I Like the Dwarfs. I don't quite know why, I just have always liked dwarfs in any fantasy setting. I guess it's because I like their sense of honor, how they honor oaths, and that they are the best craftsmen.


----------



## Dragearen (Sep 8, 2009)

Lizzies. Awesome fluff. Awesome models that can be painted a TON of different ways. Very fun to play. And other such stuff.

But then, Lizzies are the only army I've ever played.


----------



## burad (Sep 20, 2009)

Kislev. Polish Winged Hussars in Warhammer. Now if they just had cannons, kossars more like Zaporozhe (who were famous for their musketry), and Pancerni we might have enough to be viable.


----------



## brother william (Jan 22, 2009)

has to be any of the followers of the plauge farther for me, all the rot , pus and puke leads to so many sweet painting and moddling oppertuinties. Also the fluff for nurgle himself is really good showing his care and love for all his creations and followers uke:uke:uke:


----------



## forestreverie (Sep 10, 2009)

Skaven... particularly Clans Eshin and Skryre.

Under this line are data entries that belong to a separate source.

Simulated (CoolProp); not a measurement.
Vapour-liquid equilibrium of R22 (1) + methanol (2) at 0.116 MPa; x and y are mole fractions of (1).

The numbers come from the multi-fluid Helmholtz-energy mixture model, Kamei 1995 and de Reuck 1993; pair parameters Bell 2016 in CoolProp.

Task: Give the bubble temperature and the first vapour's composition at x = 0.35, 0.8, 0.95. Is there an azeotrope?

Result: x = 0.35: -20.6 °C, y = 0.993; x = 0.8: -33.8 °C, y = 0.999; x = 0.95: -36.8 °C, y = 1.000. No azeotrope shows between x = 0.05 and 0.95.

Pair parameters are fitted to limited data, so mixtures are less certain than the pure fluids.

you just can't beat the thought of stealthy Rat Assassins skulking in the shadows... except maybe with the image of insane Rat-Engineers welding a load of apparently useless junk together haphazardly...only to whack a chunk of warpstone in it and see it blast half of yours (or their own) army to pieces!


----------



## MontytheMighty (Jul 21, 2009)

ogre kingdoms, I like their substantial mass


----------



## bobss (May 18, 2008)

Daemons Of Chaos. The Orginal Followers of the Chaos Gods, each one purely desgined to killl in a different way, but also the 4 totally different personnalities of the Gods.


----------



## Fen-Dweller (Sep 25, 2009)

Chaos was and is my favorite. I picked them up for their variability, their look, and their total fluff, but now much of that is lost. I still think of the three armies as one, and occasionally get to play with the new books with the old-style combos via house rules. 

If I had to pick one of them though, it would be Beastmen (and skaven, too; they count). I <3 the children of chaos. That said, I don't have enough Beastmen. Time to scrounge around for some cash


----------



## Zorenthewise (Aug 7, 2008)

Dwarfs. They're outnumbered at nearly every opportunity but they aren't going to stop until either they're dead or the enemy's dead. They never back down and they do everything all the way, 100%. 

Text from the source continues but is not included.